How to Make your Merchant Happy

 

 

 

Customer Service

 

 

 

 

 

 

 

 

 

Our company’s goal is to make our customer happy. Our Merchant is very important with us. At National Transaction it’s all about our customer service. Yet many customers would rather than not contact a company for support, and this is especially true in the tech world. Customer finds the support experience as frustrating and time-wasting exercise.

We know this is true because we are customers ourselves. We’ve all felt that palpable sense of dread when we have to call a toll-free support number, expecting a massive, circular phone tree followed by a seemingly endless wait, and possibly a clueless rep when (if!) we finally do reach a human being.

It doesn’t have to be that way, at National Transaction we manage customer support delivery because we know we have an obligation to make it work. NTC’s teamwork-focused strategy and effective application of technology and data, can help our customer service do their jobs better.

How it works:

Apply lessons learned to continuously improve service – Some issues customers raise are a one-off, but many times, patterns emerge that can deliver insights on how the company could improve service for everyone.

It can be difficult for a single agent or manager to identify patterns, which is why a customer support platform with robust reporting capabilities is crucial to enable continuous service improvement.

In a crowded marketplace, excellence in customer support can be a key differentiator for a business. When customers reach out for support, they’re usually already stressed out about something that’s not working as expected. Far too often, their stress level increases while they’re attempting to get help, due to poorly designed business processes.

If your customers are stressed out, you can change that by taking a new approach. Make sure you know who they are when they reach out, and allow them to contact you on their own terms. Access your company’s collective expertise to quickly resolve the customer’s problems.

Be honest with the customer –  A good customer support agent really does want to make things right for the customer, and that’s admirable. However, it’s important to avoid making commitments you can’t keep, which will serve only to increase the customer’s dissatisfaction in the long run.

Always be honest with your customers. If you can’t solve their problem immediately, give them an accurate time frame for a resolution, and let them know what steps you’re taking to address the issue. Record the commitment on a customer database so colleagues are up-to-date on your activities.

Be honest about what you can and cannot do, and take a look at the big picture, so you can improve service not only for the customer on the line but for everyone else.

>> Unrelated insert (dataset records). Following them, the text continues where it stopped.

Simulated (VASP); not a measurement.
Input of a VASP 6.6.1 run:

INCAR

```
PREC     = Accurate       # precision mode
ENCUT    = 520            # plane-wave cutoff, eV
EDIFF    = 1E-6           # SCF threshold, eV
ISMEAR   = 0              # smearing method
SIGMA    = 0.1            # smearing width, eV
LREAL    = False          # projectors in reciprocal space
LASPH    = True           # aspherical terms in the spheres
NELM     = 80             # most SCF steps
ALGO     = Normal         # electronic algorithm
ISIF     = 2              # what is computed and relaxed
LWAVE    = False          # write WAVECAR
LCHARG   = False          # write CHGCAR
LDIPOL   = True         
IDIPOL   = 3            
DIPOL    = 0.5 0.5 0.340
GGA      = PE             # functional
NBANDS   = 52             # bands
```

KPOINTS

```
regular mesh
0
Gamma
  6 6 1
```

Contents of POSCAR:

Give customers multiple channels to access help – Customers have unique needs and individual preferences, Give them choices.

Know who your customers are – There are few among us who haven’t experienced the frustration of a poorly designed phone tree and the indignity of being shuffled from agent to agent and asked for our name, account number, product type and current service issue over and over again. Stop doing that to your customers.

Deploy a technology platform that incorporates a customer database with product and inventory information. That way, you’ll know who your customers are and what products they use when they call, and if you have to transfer them to another agent for help, the next agent will have that information too.

Use teamwork to solve customer issues – Chances are, someone in your company is capable of solving any problem a customer brings to the support team, but that person might not be on the phone. That’s why collaboration is so important.

There are software solutions that make collaborating across business units simple, and enable agents to view notes about past customer issues for clues to solving current problems. This not only helps your company solve the problem at hand, but also allows you to manage the entire relationship.

By following these steps, you can reduce your customers’ stress level and your own.